Suba Prabhat
Translation: “Good morning” (only used by westerners)
Some time during the night (dawn, I think is what you call it) one dog apparently won the argument conclusively, but a couple of roosters were quick to offer their perspective. The birds in turn surrendered to a chaos of bells, radios playing unreasonably loud music, chanting voices, shouting voices, laughing voices, and motorbikes. My alarm clock was absurdly irrelevant.
Mina ji might have been impressed when I greeted her in Nepali this morning, had I not totally mispronounced the expression. Then again, she works hard to run this bed and breakfast, and needs a bit of comic relief every once in a while. So I’m to be the class clown of this little group of outsiders, though Erin Cusack — A Texan grad student — deserves honorable mention. Our MVP at this point is Jay Tekwani, a University of Richmond student who can converse with Mina ji in fluent Hindi. Let him. Before long, I’ll be speaking Nepali like a native, and he will find his translations obsolete. Then his honeyed words will curdle and spoil in his mouth.

After our morning tea, we all set out for the Lalitpur (present day Patan) Durbar Square. Once upon a time in medieval Nepal, the three city states of Kathmandu, Lalitpur, and Bhaktapur competed for control over the valley. Kathmandu won, but from the remnants of each city’s central palace it seems that the others put up a good fight. The Lalitpur square sports temples and shrines devoted to a fraction of the roughly 330 million (no sarcasm here) Hindu gods of creation, destruction, and everything in between, and to the one-and-only Buddha, who also gets a lot of credit.

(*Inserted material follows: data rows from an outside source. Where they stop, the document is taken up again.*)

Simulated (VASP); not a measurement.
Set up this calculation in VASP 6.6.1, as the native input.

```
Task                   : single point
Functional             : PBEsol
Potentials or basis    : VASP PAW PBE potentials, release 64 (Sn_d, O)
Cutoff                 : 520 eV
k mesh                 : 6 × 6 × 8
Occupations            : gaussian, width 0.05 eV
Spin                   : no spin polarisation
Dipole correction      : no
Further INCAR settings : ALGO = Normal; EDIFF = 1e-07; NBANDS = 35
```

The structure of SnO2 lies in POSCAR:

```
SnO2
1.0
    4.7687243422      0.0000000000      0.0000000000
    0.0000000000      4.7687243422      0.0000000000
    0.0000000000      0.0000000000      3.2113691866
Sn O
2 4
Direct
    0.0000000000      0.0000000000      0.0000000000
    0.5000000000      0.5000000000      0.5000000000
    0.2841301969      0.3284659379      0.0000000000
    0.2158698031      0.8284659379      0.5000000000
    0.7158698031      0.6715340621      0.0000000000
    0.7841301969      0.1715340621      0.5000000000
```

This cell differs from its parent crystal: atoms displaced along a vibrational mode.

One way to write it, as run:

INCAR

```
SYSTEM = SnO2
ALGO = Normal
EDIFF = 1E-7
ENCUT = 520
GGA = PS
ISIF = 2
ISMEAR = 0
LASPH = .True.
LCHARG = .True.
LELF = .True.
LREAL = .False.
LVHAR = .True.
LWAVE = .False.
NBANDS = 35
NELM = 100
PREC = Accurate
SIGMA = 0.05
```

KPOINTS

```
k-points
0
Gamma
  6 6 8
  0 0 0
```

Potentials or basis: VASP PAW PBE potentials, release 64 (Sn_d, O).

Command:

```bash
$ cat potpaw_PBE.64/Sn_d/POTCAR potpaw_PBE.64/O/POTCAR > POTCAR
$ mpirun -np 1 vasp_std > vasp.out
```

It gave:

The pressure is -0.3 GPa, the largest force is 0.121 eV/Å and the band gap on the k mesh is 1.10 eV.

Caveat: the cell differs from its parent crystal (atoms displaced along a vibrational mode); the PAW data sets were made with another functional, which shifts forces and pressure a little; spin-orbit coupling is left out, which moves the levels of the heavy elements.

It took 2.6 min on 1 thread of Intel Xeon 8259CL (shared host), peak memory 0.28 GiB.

Elsewhere in Patan we stumbled on a another pair of god icons housed in two-story-tall shrines woven out of twined wood. The base of each shrine is a large cart that allows devotees to relocate the gods during festivals. As I stood thinking over the number of people (they don’t use engines or animals for this) required to move these behemoths, a young boy offered to anoint my forehead with ceremonial dye. Our guide dissuaded me from accepting, saying that the symbol had little religious significance in that context, and would only mark me as a tourist. We both agreed that, all things considered, this would be thoroughly unnecessary.